By Casey Michel
November 11, 2015
The announcement confirms the sense of antsiness on Ashgabat’s side. Between sagging hydrocarbon prices and the prospect of an opened Iran as a new competitor to Turkmenistan’s fields, Ashgabat’s window of opportunity for supplying its southern neighbors is fast closing.
But violence around Kunduz and hesitancy at involving foreign energy majors are no longer the only, or even the major, issues pausing TAPI’s construction. As detailed in India’s Economic Times, New Delhi – one of TAPI’s most vocal backers – is suddenly getting cold feet about TAPI’s current set-up. According to a governmental source, India wants a renegotiation of TAPI’s planned pricing scheme to bring the current schematics more in line with pricing around liquefied natural gas, which remains substantially lower. “The gas price should reflect the new realities,” the source said. Considering the pricing plan was reached in 2012 – well before hydrocarbon prices collapsed – India’s point isn’t without merit. Likewise, the complaint may well be a stalling tactic, allowing New Delhi to watch where and how Iran begins opening its reserves to neighboring markets. (Namely, through a potential land-sea route Indian Prime Minister Narendra Modi earlier suggested.)

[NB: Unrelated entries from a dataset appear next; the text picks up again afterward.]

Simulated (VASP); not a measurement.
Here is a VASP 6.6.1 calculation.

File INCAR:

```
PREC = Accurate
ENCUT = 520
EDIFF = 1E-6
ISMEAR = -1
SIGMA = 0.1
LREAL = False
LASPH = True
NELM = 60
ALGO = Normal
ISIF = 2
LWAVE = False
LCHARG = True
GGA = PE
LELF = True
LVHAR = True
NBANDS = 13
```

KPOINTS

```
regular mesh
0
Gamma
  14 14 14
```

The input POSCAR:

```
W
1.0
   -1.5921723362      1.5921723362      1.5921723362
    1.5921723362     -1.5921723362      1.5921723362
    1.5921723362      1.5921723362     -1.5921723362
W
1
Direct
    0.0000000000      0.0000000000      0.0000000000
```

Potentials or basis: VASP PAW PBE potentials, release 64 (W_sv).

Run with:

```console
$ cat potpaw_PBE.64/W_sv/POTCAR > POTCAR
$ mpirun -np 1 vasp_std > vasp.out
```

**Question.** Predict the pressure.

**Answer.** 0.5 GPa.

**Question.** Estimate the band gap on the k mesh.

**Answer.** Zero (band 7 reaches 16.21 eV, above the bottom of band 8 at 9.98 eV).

India knows full well that a buyer’s market remains dominant within gas markets, and that Turkmenistan has boxed itself into a corner with its heavy reliance on the Chinese market. But New Delhi’s new reticence presents yet another blow to TAPI – which, in turn, remains a primary component of the United State’s New Silk Road Initiative in Central Asia. Considering Secretary of State John Kerry’s recent visit to the region saw little tangible outcomes, it seems fitting that one of the primary regional projects backed by the U.S., official rhetoric otherwise, has hit yet another roadblock.